38. The audio communication device according to claim 23, further comprising:
a reception buffer that temporarily stores the audio encoded data that is received;
wherein the audio reproduction unit gives an instruction to output first audio encoded
data stored in said reception buffer whenever a predetermined amount of audio data
is reproduced and to output compensating audio data when said reception buffer is
empty.
39. The audio communication device according to claim 37, wherein the audio data to be
compensated is mute audio data.
40. The audio communication device according to claim 37, wherein the audio data to be
compensated is error concealment encoded data in said decoding format.
41. The audio communication device according to claim 38, wherein the audio data to be
compensated is mute audio data.
42. The audio communication device according to claim 38, wherein the audio data to be
compensated is error concealment encoded data in said decoding format.

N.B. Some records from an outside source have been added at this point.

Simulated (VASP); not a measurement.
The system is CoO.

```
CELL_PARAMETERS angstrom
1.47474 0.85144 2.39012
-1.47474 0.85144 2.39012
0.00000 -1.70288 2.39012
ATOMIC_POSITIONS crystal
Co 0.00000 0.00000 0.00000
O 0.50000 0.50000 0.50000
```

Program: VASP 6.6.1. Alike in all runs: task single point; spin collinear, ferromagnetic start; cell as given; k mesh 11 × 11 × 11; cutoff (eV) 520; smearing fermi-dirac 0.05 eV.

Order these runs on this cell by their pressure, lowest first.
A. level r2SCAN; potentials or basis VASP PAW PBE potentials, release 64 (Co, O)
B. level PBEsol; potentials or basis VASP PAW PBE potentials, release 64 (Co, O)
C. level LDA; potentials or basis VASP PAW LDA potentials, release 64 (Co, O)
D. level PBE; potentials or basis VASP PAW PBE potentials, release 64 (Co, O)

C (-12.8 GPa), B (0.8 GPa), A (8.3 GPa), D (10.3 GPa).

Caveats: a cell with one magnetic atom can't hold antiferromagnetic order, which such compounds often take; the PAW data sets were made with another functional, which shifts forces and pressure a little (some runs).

43. The audio communication device according to claim 23, wherein the setting/call connection
unit selects a decoding format for audio encoded data that is received in accordance
with at least one piece of information among encoding format identifiers to identify
an encoding format added to the audio encoded data that is received, encoding format
information obtained by a call connection process, setting information obtained by
the call connection process and related to encoding, and a session for receiving the
audio encoded data.
44. The audio communication device according to claim 23, wherein the setting/call connection
unit transmits an arrival state of received data including a fluctuation in arrival
time or a loss rate of the audio encoded data that is received to a communication
partner, and switches at least one of an encoding format and a sampling frequency
of audio encoded data to be transmitted in accordance with said arrival state when
said arrival state is received.
45. An audio communication system having the audio communication device according to claim
23 that is mutually connected through a network.
46. The audio communication system according to claim 45, further comprising:
a call connection server that supplies information required to establish a call among
audio communication devices and is connected so as to be able to communicate with
said audio communication devices through a network.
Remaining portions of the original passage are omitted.